The Dangers of Lending to Loved Ones

02-03-2020

Real Estate Purchase
Given the costs associated with the acquisition of real estate in the current market, it is becoming common for parents to advance funds (unsecured) to their children in order to assist them in buying their first home.  The funds advanced usually form part of, or all of the deposit for the property, which assists their children obtaining finance to purchase the property.

For the most part these arrangements go to plan.  But what happens when the plan fails?

In a scenario where the owners of the land are registered as Joint Tenants, and one of those owners becomes bankrupt, the Trustee in Bankruptcy will seek to deal with the estate’s interest in the property.

Should this situation arise, the parents (or certain limited other relations) who advanced the funds to allow for the property to be purchased in the first instance, often seek to claim as a creditor of the Bankrupt Estate.  More often than not, they also seek to claim some equitable interest in the property on a resulting trust basis.  This is on the premise that the property could not have been purchased without the funds having been advanced by the related party in the first instance.

In circumstances such as these, the Trustee in Bankruptcy is entitled to rely on the presumption of advancement.  The presumption is that in the absence of documentation or other evidence which confirms the actual intention of the parties at the time the transaction is entered into, the funds advanced were intended to be a gift. The onus in this case would be on the parents to rebut the presumption.

If the parents are unable to rebut the presumption, they will not be able to maintain any equitable claim in the property.  Further, they will not be considered as creditors of the Bankrupt Estate.

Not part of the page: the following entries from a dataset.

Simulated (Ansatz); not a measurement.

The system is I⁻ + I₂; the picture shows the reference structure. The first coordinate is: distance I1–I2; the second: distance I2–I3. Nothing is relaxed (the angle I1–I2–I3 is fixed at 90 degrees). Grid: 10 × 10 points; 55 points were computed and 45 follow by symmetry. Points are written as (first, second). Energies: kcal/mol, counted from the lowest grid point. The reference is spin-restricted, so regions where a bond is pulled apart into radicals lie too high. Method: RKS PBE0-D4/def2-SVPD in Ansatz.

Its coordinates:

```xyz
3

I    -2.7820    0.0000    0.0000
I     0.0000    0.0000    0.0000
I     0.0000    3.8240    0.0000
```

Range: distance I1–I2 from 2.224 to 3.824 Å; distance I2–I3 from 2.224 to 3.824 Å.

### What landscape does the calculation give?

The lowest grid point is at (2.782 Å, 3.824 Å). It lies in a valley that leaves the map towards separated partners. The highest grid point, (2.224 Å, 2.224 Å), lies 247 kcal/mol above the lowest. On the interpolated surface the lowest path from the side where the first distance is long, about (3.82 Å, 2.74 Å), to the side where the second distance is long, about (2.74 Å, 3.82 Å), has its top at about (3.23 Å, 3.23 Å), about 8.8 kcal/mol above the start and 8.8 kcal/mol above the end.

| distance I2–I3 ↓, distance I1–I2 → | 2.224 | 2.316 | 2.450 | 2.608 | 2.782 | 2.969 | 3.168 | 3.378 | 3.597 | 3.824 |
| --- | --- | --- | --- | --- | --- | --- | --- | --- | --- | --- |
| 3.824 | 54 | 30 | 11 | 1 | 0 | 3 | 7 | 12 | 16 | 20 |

It is also noted in most cases, that in applying for a mortgage, there might be other documentation that identifies the advance of funds as a gift. It is not uncommon for a Bank to seek a declaration from the borrower that the deposit funds are a gift.  That would add further weight to the Trustee’s position that the related parties do not have an equitable claim in the property, nor would they be creditors of the Bankrupt Estate.

Other Unsecured Lending
The presumption of advancement also applies to unsecured lending.  Absent documentation being prepared to record the terms of any loan, if challenged it will become the obligation of the lender to rebut the presumption and to prove their position as a creditor of the Bankrupt Estate. It is often not commercial to consider any challenge to the loans on an unsecured basis using the presumption of advancement, as the costs incurred inevitably would be greater than the benefit obtained by the Estate.

Options
If parties are seeking to provide funds to their loved ones to assist in the acquisition of any real property, or any other assets for that matter, it is imperative that those terms are documented at that time.  Absent such documentation being provided, the ability of the party who advances funds to make any recoveries in relation to same will be at risk.

A better approach is to also obtain some security, such as a mortgage or other Personal Property Securities Register, and ensure those security interests are registered at the time the loan documents are executed.

Additional Arsenal for the ATO

As a result of the implementation of the Single Touch Payroll regime (“STP”), the Australian Taxation Office now has far more real time data available to it than it has ever had.  

The real time data will now allow the ATO to determine on a much quicker basis those entities who have not been remitting their PAYG obligations.  Further, the ATO will now have data to assist in determining amounts which may be owing under the Superannuation Guarantee Administration Act.

Given the data now available, one can only expect that the ATO will become more vigilant in the recovery of funds owing by those employers who have failed to remit PAYG and / or other obligations to the ATO.

The data available will also provide information for the ATO to consider issuing Director Penalty Notices.

For any individuals or organisations who are struggling to meet their obligations with the ATO, or other parties please contact this office in order that we may discuss some of the options available to deal with those issues.

Combating Illegal Phoenixing Bill

On 5 February 2019, Parliament passed the Treasury Laws Amendment (Combating Illegal Phoenixing) Bill 2019.

On 17 February 2020, the Bill received Royal Assent. The phoenixing provisions came into effect on 18 February 2020 and 1 April 2020.

The purpose of the Bill is to introduce new powers for both ASIC and Liquidators to seek to make recoveries in relation to phoenix transactions.  There are also further provisions in relation to criminal and civil penalty provisions for company officers who engage in such phoenix activity.  There are also further powers available to the ATO to recover certain GST obligations as part of the Bill.